Q: Why Balanchine?
A: Balanchine is heavily rooted in my background. I danced for New York City Ballet for a long time. Plus growing up in Denmark they actually performed a lot of Balanchine’s work. I continue to do a Balanchine program each year because, in my opinion, he is the number one choreographer that we have ever seen in ballet. There is no one like him; no one is as diverse as him and I don’t think there ever will be. That’s reason enough. It is a teaching tool for dancers. I watch them really grow when they dance his ballets. You continuously find something new each time you dance them. He is classical in the truest sense. He will never be out of style. He is timeless.
Q: What was it like working under Balanchine?
A: He was not a man of many words. He said very little, but he would correct. And if you were receptive, you knew what he meant. I only had the opportunity to work with him in the last years of his life. He may have been different at that time in his life than in his younger years. Once you dance a few of his ballets, they teach you everything you need to know. You learn how he works with the music, and how everything you do relates to the music in a certain way. Eventually just listening to the music tells you exactly how to do it. Other choreographers are very specific, but he has a wide margin of how you could perform them and it’s up to you to bring that out in a more chiseled way.
Q: The Balanchine Trust has strict standards as to who can stage Balanchine’s ballets, and we are fortunate to have you as one of their repetiteurs.
A: I danced for the company and when I retired in 1990, I started to stage some of his ballets as a Ballet Master. I guess I did a pretty good job (ha!). I have staged La Sonnambula, Stravinsky Violin Concerto and Allegro Brillante before, so I am able to do all of them again. I’m very critical and I don’t allow them to be performed if they do not look right. It is very time consuming to stage a ballet for the first time. Writing down all of the steps and the counts could take up to six weeks just to learn it from scratch. We watch videos but they only tell you so much initially. The earliest dated videos are the best because they are closer to the source and better reflect his intent.
Q: Tell us about one of your favorite Balanchine ballets.

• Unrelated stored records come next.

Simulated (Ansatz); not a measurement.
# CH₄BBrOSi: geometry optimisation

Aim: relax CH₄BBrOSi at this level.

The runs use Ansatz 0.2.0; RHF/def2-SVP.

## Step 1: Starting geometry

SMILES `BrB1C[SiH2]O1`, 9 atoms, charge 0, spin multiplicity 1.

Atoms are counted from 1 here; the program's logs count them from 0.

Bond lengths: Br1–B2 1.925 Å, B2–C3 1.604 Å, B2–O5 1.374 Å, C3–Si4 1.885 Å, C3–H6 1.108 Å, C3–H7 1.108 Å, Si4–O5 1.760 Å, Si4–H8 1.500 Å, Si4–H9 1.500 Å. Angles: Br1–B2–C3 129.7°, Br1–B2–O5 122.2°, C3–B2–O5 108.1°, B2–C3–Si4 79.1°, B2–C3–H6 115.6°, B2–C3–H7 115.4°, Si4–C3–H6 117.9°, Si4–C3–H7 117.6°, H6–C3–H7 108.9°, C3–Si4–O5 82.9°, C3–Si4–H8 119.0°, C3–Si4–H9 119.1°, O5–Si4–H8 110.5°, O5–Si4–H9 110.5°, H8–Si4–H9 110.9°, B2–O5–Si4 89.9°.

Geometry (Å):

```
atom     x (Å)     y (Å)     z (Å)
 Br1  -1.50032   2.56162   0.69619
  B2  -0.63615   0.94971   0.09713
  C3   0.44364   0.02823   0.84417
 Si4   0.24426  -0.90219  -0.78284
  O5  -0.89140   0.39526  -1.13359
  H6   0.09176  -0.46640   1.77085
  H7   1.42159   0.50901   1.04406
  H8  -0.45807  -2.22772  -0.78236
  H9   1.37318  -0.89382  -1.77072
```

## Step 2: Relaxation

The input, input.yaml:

A: Apollo premiered in 1928 when Balanchine was just 24 years old. Apollo is one of the earliest ballets that is still being performed. Balanchine actually taught it to me himself and it was one of the ballets I performed the most often. In my opinion, if you chose the 10 best ballets ever, Apollo would be very high on that list. It’s an unbelievable work. For a male dancer, Apollo takes you to the highest level of performance that you can experience. The score was commissioned by Stravinsky, although I don’t think they worked on it as much together as they did later in life. It was actually one of Balanchine’s first major collaborations with Stravinsky. In Balanchine’s 300+ ballets that he created, this one truly stands out. It is unlike any other. It is extremely angular in style. When you see Apollo, it is so striking and structural. There are so many images that stay with you from the way it is constructed. It is about art. It is about one million things. I think it is what art can do when it’s at the highest level.